Skip to main content

A Retrieval-augmented Generation (RAG) chat interface with support for multiple open-source models, designed to run natively on MacOS and Apple Silicon with MLX.

Project description

Native RAG on MacOS and Apple Silicon with MLX 🧑‍💻

This repository showcases a Retrieval-augmented Generation (RAG) chat interface with support for multiple open-source models.

chat_with_mlx

Features

  • Chat with your Data: doc(x), pdf, txt and YouTube video via URL.
  • Multilingual: Chinese 🇨🇳, English🏴, French🇫🇷, German🇩🇪, Indian🇮🇳, Italian🇮🇹, Japanese🇯🇵,Korean🇰🇷, Spanish🇪🇸, Turkish🇹🇷 and Vietnamese🇻🇳
  • Easy Integration: Easy integrate any HuggingFace and MLX Compatible Open-Source Model.

Installation and Usage

Easy Setup

  • Install Pip
  • Install: pip install chat-with-mlx
  • Note: Setting up this way is really hard if you want to add your own model (which I will let you add later in the UI), but it is a fast way to test the app.

Manual Pip Installation

git clone https://github.com/qnguyen3/chat-with-mlx.git
cd chat-with-mlx
pip install -e .

Manual Conda Installation

git clone https://github.com/qnguyen3/chat-with-mlx.git
cd chat-with-mlx
conda create -n mlx-chat python=3.11
conda activate mlx-chat
pip install -e .

Usage

  • Start the app: chat-with-mlx

Supported Models

  • Google Gemma-7b-it, Gemma-2b-it
  • Mistral-7B-Instruct, OpenHermes-2.5-Mistral-7B, NousHermes-2-Mistral-7B-DPO
  • Mixtral-8x7B-Instruct-v0.1, Nous-Hermes-2-Mixtral-8x7B-DPO
  • Quyen-SE (0.5B), Quyen (4B)
  • StableLM 2 Zephyr (1.6B)
  • Vistral-7B-Chat, VBD-Llama2-7b-chat, vinallama-7b-chat

Add Your Own Models

Solution 1

This solution only requires you to add your own model with a simple .yaml config file in chat_with_mlx/models/configs

examlple.yaml:

original_repo: google/gemma-2b-it # The original HuggingFace Repo, this helps with displaying
mlx-repo: mlx-community/quantized-gemma-2b-it # The MLX models Repo, most are available through `mlx-community`
quantize: 4bit # Optional: [4bit, 8bit]
default_language: multi # Optional: [en, es, zh, vi, multi]

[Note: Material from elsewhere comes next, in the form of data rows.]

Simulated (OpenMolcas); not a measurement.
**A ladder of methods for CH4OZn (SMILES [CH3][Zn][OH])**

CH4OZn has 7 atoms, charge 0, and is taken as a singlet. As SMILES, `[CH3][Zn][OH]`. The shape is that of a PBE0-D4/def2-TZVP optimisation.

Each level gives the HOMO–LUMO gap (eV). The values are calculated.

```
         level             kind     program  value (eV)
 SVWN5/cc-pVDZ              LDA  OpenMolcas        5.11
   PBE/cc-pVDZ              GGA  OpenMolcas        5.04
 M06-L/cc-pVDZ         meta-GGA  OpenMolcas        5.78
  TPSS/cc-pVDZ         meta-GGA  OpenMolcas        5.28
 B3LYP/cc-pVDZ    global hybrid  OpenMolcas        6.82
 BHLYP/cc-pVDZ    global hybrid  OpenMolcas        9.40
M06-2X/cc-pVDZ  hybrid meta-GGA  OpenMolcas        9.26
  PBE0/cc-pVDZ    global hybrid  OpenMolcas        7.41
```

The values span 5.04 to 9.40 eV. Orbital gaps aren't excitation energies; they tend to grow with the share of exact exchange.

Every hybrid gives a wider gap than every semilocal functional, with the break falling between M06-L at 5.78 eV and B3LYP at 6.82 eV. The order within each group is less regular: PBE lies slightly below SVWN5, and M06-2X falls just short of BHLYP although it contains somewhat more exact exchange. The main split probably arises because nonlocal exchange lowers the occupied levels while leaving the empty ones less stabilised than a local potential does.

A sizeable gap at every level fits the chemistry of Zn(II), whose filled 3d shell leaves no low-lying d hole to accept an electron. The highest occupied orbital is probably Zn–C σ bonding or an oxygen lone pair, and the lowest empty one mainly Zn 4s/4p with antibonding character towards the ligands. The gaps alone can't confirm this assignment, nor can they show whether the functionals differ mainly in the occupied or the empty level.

After adding the .yaml config, you can go and load the model inside the app (for now you need to keep track the download through your Terminal/CLI)

Solution 2

Do the same as Solution 1. Sometimes, the download_snapshot method that is used to download the models are slow, and you would like to download it by your own.

After the adding the .yaml config, you can download the repo by yourself and add it to chat_with_mlx/models/download. The folder name MUST be the same as the orginal repo name without the username (so google/gemma-2b-it -> gemma-2b-it).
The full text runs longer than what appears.